Before the Storm

Before the Storm

By the beginning of January 1968, the U.S had deployed 331,098 Army personnel and 78,013 Marines in nine divisions, an armored cavalry regiment, and two separate brigades to South Vietnam.  They were joined there by the 1st Australian Task Force, a Royal Thai Army regiment, two South Korean infantry divisions, and a Republic of Korea Marine Corps brigade.  South Vietnamese strength totaled 350,000 regulars in the Army, Air Force, Navy, and Marine Corps.  They were in turn supported by the 151,000-man South Vietnamese Regional Forces and 149,000-man South Vietnamese Popular Forces, which were the equivalent of regional and local militias.

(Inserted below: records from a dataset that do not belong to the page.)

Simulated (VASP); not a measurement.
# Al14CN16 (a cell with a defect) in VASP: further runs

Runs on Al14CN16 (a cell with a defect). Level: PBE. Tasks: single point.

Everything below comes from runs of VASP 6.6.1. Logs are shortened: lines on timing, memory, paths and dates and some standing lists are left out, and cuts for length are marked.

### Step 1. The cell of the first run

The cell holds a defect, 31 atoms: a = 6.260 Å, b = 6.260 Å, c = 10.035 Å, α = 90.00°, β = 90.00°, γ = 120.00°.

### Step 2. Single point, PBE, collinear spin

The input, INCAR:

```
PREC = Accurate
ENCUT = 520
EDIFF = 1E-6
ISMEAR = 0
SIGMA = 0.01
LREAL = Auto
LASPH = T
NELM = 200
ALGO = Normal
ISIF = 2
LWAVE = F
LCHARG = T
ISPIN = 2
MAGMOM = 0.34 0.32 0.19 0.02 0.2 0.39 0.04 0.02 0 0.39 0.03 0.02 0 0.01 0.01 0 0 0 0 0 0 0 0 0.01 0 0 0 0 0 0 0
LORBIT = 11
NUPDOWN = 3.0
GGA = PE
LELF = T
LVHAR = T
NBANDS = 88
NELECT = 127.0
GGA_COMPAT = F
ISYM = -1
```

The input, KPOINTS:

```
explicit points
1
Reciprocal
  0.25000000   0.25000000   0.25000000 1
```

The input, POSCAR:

In the days immediately preceding the offensive, the preparedness of allied forces was relatively relaxed.  Hanoi had announced in October that it would observe a seven-day truce from 27 January to 3 February for the Tet holiday, and the South Vietnamese military made plans to allow recreational leave for approximately half of its forces.  General Westmoreland, who had already cancelled the truce in I Corps, requested that its ally cancel the upcoming cease-fire, but President Thieu (who had already reduced the cease-fire to 36 hours), refused to do so, claiming that it would damage troop morale and only benefit communist propagandists.

On 28 January 11 Viet Cong cadres were captured in the city of Qui Nhon while in possession of two pre-recorded audio tapes whose message appealed to the populace in “already occupied Saigon, Hue, and Da Nang.”  The following afternoon, General Cao Van Vien, chief of the Vietnamese Joint General Staff, ordered his four corps commanders to place their troops on alert.  Yet, there was still a lack of a sense of urgency on the part of the allies.

If Westmoreland had a grasp of the potential for danger, he did not communicate it very well to others.  On the evening of 30 January, 200 U.S. officers—all of whom served on the MACV intelligence staff—attended a pool party at their quarters in Saigon.  According to James Meecham, an analyst at the Combined Intelligence Center who attended the party: “I had no conception Tet was coming, absolutely zero… Of the 200-odd officers present, not one I talked to knew Tet was coming, without exception.”  The general also failed to communicate his concerns adequately to Washington.  Although he had warned the President between 25 and 30 January that “widespread” communist attacks were in the offing, his admonitions had tended to be so oblique or so hedged with official optimism that even the administration was unprepared.  No one – in either Washington or Vietnam – was expecting what happened.